While extremely controversial, researchers over the past two decades have worked together to examine the possible validity of telepathic experiences. This culminated in the development of the Ganzfeld studies, a large group of experiments guided by protocols developed in 1987 by a partnership between telepathy proponent Charles Honorton and Dr. Ray Hyman, a skeptic of the phenomena.

This experimental protocol involved a “sender” who would view a randomly selected image on a computer screen, and mentally send the image to a “receiver” situated in a neighbouring soundproof room. Following the sending session, the “receiver” would choose between one of four images, with an expected hit-rate—how often the receiver identifies the correct image out of four possible choices—of 25 per cent given no telepathic effect. A meta-analysis conducted in 2001 revealed an overall significant hit-rate of 30.1 per cent, suggesting telepathic experiences may be valid.

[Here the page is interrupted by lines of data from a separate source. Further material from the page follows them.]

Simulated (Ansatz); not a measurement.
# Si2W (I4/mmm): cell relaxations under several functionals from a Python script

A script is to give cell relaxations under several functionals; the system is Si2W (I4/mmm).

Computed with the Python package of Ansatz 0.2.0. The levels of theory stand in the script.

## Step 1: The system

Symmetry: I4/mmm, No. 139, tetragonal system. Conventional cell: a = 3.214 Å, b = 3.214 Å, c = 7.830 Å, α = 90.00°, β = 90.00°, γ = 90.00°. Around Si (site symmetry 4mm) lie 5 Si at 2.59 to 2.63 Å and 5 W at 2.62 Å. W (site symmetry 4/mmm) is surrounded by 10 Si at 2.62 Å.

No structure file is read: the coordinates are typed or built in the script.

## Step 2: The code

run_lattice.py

Following publication, debate ensued due to a lack of converging lines of evidence, suggesting the significant findings may simply be statistical anomalies. To resolve this problem, scientists turned their attention to a different means of examining telepathy in relation to specific brain activity. Within the last few years, electroencephalograph (EEG) methods have been employed.

In 2005, lead researcher Dr. Leila Kozak and her team from the University of Washington and University of Bastyr conducted EGG studies that aimed to reveal if brain activity in one brain could cause activity in another. The experimental protocol involved pairs of people attached to EEG monitors, one being the “sender” and one being the “receiver.” The “sender” was placed in a soundproof room in front of a computer monitor that randomly presented images at different times. This technique was used to evoke a response, namely brain activity measured with the EEG. Throughout the duration of the trial, the “sender” was to keep the “receiver”—who was stationed 10 meters away in a different room—in his or her mind. If the “sender” saw an image or experienced brain activity, and the “receiver” experienced similar brain activity, it would suggest the occurrence of telepathic-like communication between brains. Furthermore, it would suggest telepathic communication is mediated in part by the brain. The results of the study revealed significant correlation between brain activity levels of the participants.

As of 2009, there has not been a meta-analysis conducted that has pooled all EEG telepathy experimental data, so it is difficult to be certain how common the results found by Dr. Kozak and her colleagues are. Nevertheless, her study was later replicated in three other labs worldwide and, combined with the results of the Ganzfeld experiments, builds a case that this phenomena may be legitimate.

Over the next decade, the telepathy debate will continue. With current research just beginning to explore telepathy with functional magnetic resonance imaging (fMRI), researchers may be able to determine which, if any, brain areas mediate the hypothesized telepathic effect. Moreover, if the phenomenon is to be accepted, it will also need an explanation detailing what is taking place physically. This is a tall order given contemporary physics is very powerful and does not explicitly have room for “spooky” energy travelling outside of the electromagnetic spectrum. Alternatively, telepathy may turn out to be a bunch of hocus-pocus.